Given our assignments and readings and Todd Conaway’s synchronous session (as well as some academic writing I’m doing at the moment), I’ve been thinking a good bit about community in online courses this week, both what it is and how to get it.
It seems to me that community in an online class is something of a different animal than other kinds of community that we think about as teachers. It is not the same as community in an onsite course, which we establish quickly by sizing each other up by appearance, telling jokes, agreeing or disagreeing with each other, either verbally or non-verbally, etc. Yet it’s not the same as online communities which are based on interest (and sharing knowledge and information, and thus learning, if informal) and are completely voluntary. These take a long time to establish, and members can engage in legitimate peripheral participation, or lurk (as Lave and Wenger suggest), prior to moving to engagement and then ultimately involvement and leadership in the community. So community in online courses seems to me to have characteristics of these two types of communities, but it cannot be characterized as either.
So what is that different animal? That is something I’m not at all sure about. And it seems to me that it’s difficult to figure out how to get/establish “it” if you don’t know what “it” is.

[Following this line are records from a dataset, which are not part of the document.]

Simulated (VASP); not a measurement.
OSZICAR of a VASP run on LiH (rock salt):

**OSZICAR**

That said, I think community in an online course is one of those things that you seem to know it if you’ve got it and that you sure know if you don’t. And I think some of the activities in the book and some of the things Pilar suggested in the video are great, and they seem like legitimate/useful suggestions for how to get “it”.
It might be an interesting exercize to look at what our practical experiences suggest works and sort of reverse engineer a definition of what community in an online course really is, which might in turn help us come up with even more ideas about how to accomplish it.